The main benefit to pursuing an index investing strategy over an actively managed strategy is diversification. With the S&P 500 index fund, your money is being split over 500 different companies. This significantly reduces the chance of an issue with a single company tanking your portfolio.
Compare that to someone who invests in 12 stocks. If we assume an equal weighting to each, any huge drop in a stock will impact 8.3% of your portfolio. If multiple stocks in your concentrated portfolio are related by product or by sector, then all the related stocks will likely go down as well. Just like that, a problem with one stock can wreak havoc on an entire portfolio.
The above sounds great in theory, but is it really true?
Many investors buy into index investing because of the above claim, however these same investors should be aware of some acute risks that often get overlooked when focusing on the built-in diversification argument.
For one, if there is a serious marketwide crash, expect that no amount of diversification is going to help you, unless you are diversified into uncorrelated assets such as bonds or commodities. During the Great Recession, despite holding 500 of the largest businesses in America, the S&P 500 still dropped a whopping 50%.
Additionally, not all indexes are created equal. Some, despite being market indices, are still decently correlated. For example, the Dow Jones 30 tracks, you guessed it, only 30 stocks. On the opposite end of the spectrum, the Russell 1000 tracks 1,000 small to medium cap American stocks.
But the biggest risk to investors is that, in many cases, individual companies have an outsized impact on the index that it is part of.
Why index investing is really just investing in big tech
Looking into this, we are going to use the S&P 500 as our example, as it is possibly the most popular index for passive investors. Many people prefer the S&P 500 over the Nasdaq100, another major American index, due to the heavy concentration of tech companies on the Nasdaq.
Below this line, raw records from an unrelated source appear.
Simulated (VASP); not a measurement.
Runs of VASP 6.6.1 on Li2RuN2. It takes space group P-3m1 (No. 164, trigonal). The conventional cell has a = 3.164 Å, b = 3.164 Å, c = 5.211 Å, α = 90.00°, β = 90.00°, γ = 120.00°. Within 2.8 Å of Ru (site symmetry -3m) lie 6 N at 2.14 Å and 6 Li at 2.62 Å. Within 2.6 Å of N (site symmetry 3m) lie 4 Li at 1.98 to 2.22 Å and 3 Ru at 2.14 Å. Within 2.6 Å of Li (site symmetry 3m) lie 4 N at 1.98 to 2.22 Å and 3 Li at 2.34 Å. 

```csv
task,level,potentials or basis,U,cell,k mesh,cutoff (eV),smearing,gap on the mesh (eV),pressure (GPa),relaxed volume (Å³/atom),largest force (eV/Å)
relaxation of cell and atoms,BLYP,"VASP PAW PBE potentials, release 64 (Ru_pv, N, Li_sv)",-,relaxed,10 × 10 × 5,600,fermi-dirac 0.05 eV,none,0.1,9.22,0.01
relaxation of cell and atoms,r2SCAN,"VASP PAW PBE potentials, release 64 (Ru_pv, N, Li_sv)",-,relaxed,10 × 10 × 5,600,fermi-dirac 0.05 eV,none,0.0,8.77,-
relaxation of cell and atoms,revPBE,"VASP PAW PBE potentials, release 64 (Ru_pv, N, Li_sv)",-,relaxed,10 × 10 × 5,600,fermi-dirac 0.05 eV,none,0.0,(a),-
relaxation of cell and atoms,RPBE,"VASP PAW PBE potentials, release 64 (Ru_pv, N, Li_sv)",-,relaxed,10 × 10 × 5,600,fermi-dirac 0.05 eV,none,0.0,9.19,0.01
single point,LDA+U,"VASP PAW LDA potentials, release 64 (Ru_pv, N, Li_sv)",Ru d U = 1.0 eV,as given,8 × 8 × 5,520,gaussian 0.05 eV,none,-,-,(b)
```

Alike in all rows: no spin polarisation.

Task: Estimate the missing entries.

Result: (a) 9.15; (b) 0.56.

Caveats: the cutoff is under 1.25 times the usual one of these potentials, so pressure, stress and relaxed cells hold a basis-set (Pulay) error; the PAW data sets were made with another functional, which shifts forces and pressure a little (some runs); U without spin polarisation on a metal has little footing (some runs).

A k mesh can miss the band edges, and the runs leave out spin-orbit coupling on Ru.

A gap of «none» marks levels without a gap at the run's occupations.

This is solid logic. However, if we look at the S&P 500, we will find that the index is market-weighted. This means that each member of the index isn’t given an equal weighting within the index, but instead is given a weighting based on the company’s market cap. As such, the larger you are as the company, the larger your weighting in the index and therefore the larger an impact you have on the index as a whole.
If we look at what the largest cap stocks on the S&P 500 are, we see some familiar names in the top five spots: Microsoft, Apple, Amazon, Tesla, and Google. As we can see, the largest weighting of the index goes exclusively to tech companies. In fact, the top 10 largest companies of the index have a total weighting of 29.3% of the entire index, and only two of the companies are not in tech (and are at the bottom of the ten in terms of size).
Source: S&P
There is a legitimate argument to be made that these are massive companies and that tech is the future. It makes sense for them to take up such a large proportion of the index. That may be true, but it hides a very significant risk to investors who believe that they have a different kind of diversification when they invest in indexes.
Investors who put their retirement savings or their IRA into an S&P 500 aren’t really investing in 500 different companies. They are investing a big chunk into tech names, with some other sectors tacked on. If this index was equal-weighted, Microsoft’s performance should have a 0.002% impact on your returns. The reality, however, is that Microsoft currently has a 6.4% impact on the index’s returns.
This is already a big issue when one company can have such an outsized effect. When all the largest constituents are in the same sector, this brings a deeper and more dangerous risk: these companies are relatively correlated to each other.
Source: MacroAxis
The table above shows a correlation matrix between Apple, Microsoft, Tesla and Google. They may not be too correlated individually. But as a group there is certainly an above average correlation to each other's movements.
Not only is this a risk investors need to be aware of, but the structure of these indexes can lead to painful drawdowns. As index investing has exploded in popularity over the last decade, we see more and more money pouring into index tracking funds. These funds take each dollar it receives and divides it according to market cap. This creates a feedback loop where the majority of each new dollar invested goes into these large tech companies, because they are the largest. As these index funds buy more of their shares however, they grow larger and larger. As they get larger they suck up more dollars from each new dollar invested, and the cycle continues.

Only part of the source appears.